One of the most dramatic impacts is on marine life. About 100,000 whales, seals, turtles and other marine animals are killed by plastic bags each year worldwide, according to Planet Ark, an international environmental group.
Last September, more than 354,000 bags — most of them plastic — were collected during an international cleanup of costal areas in the United States and 100 other countries, according to the Ocean Conservancy.
The bags were the fifth most common item of debris found on beaches.

CRACKING DOWN
Some countries are cracking down on the use of plastic bags. Here’s a look at the issue:
•  About 500 billion to 1 trillion plastic bags are used worldwide every year, according to Vincent Cobb, founder of reuseablebags.com.
•  Countries that have banned or taken action to discourage the use of plastic bags include Australia, Bangladesh, Ireland, Italy, South Africa and Taiwan. Mumbai (formerly Bombay), India, also has banned the bags.
•  Australians were using nearly 7 billion bags a year, and nearly 1.2 billion bags a year were being passed out free in Ireland before government restrictions, according to government estimates.

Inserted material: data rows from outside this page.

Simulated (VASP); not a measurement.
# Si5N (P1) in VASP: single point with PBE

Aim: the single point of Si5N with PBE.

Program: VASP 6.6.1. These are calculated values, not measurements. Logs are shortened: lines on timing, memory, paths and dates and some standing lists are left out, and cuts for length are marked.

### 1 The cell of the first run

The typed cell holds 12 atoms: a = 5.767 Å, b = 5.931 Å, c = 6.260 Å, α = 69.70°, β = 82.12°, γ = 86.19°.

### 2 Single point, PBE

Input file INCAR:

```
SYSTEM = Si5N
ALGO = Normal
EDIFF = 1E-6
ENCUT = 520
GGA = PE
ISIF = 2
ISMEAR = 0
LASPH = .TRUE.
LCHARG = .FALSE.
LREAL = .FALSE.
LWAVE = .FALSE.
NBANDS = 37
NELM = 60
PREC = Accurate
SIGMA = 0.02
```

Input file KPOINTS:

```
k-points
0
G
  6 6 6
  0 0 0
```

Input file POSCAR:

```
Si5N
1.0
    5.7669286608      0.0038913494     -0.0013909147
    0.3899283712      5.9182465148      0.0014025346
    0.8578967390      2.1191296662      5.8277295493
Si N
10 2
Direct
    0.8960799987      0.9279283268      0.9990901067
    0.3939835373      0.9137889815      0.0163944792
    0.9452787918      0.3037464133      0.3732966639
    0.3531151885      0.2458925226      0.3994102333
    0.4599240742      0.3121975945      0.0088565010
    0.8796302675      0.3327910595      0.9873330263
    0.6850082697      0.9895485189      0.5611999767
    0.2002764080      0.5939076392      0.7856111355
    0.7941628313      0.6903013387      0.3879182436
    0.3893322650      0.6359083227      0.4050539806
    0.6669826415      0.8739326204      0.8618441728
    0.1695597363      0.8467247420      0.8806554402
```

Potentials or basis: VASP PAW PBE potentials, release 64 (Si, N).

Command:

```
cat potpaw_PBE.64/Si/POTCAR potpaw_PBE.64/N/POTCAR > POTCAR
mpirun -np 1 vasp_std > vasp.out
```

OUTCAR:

•  Plastic industry trade associations were unable to provide estimates of plastic bag use in the United States. However, based on studies of plastic bag use in other nations, the environmental group Californians Against Waste estimates Americans use 84 billion plastic bags annually.
•  The first plastic sandwich bags were introduced in 1957. Department stores started using plastic bags in the late 1970s and supermarket chains introduced the bags in the early 1980s.
•  Overall, the U.S. plastics and related industries employed about 2.2 million U.S. workers and contributed nearly $400 million to the economy in 2002, according to The Society of the Plastics Industry.